Solitary roads run through life side by side
Somewhere between dust and gold lies the clamorous Moroccan city of Marrakech.
Forging a life in the poverty-stricken medina, the old town, seemed impossible. Everywhere we went there was a hand ready to swipe dirhams and skinny cats waiting hopefully at butcher shops. Baleful eyes stared despondently from every corner and the din was deafening.
As compared to a developed city, the medina could be another planet. The spices, kaftans and raffia bags, all next to an expectant hand waiting to be exorbitantly paid. Yet there was life here. Families. Connections. Fleeting smiles. Even in this cacophony of making ends meet, there was happiness.
We drove into the country and left the smog behind. The sky cleared and unfurled into an endless expanse of stars. It took us nine hours to weave through Moroccan mountaintops and valleys to get to our campsite on the rippling sands of the Sahara Desert.

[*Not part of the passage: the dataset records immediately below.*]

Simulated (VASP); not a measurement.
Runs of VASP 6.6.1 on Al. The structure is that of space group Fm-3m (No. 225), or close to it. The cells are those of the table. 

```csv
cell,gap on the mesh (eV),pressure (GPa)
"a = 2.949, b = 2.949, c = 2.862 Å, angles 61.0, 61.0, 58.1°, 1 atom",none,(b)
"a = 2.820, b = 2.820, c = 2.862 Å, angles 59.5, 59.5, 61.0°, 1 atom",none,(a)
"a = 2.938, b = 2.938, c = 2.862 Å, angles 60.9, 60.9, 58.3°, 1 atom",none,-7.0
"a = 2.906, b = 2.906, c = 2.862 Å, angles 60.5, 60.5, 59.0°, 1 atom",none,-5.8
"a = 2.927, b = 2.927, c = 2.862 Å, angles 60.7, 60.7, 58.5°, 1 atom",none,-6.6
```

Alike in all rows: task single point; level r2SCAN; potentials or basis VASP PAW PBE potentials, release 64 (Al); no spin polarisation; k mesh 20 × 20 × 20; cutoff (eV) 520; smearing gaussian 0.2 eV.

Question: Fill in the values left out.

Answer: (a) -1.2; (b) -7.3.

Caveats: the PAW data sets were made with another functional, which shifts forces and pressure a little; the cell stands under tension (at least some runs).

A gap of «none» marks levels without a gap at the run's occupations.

Our guide had quietly slipped away to the top of a sand dune. Alone, he looked like the only human being in the world. I climbed up to him and he told me about his life. The impression of isolation melted into utter contentment. He’d been born here. Everything he knew about the world beyond the Sahara he’d gleaned from tourists, learning English, French and Spanish to communicate.
He told me about Sahara’s rolling nature, moulded by the winds. But as he talked of music and sleeping in the dunes underneath the splendour of the Milky Way, I understood he didn’t fear the desert. He revered it.
“I am content. That is a blessing greater than riches, and he to whom that is given need ask no more” – Henry Fielding.
There isn’t one road to being happy. His path was a world away from mine but his calm serenity was unsurpassed. Yours is different, because no two roads are ever the same. And the journey is what makes it special.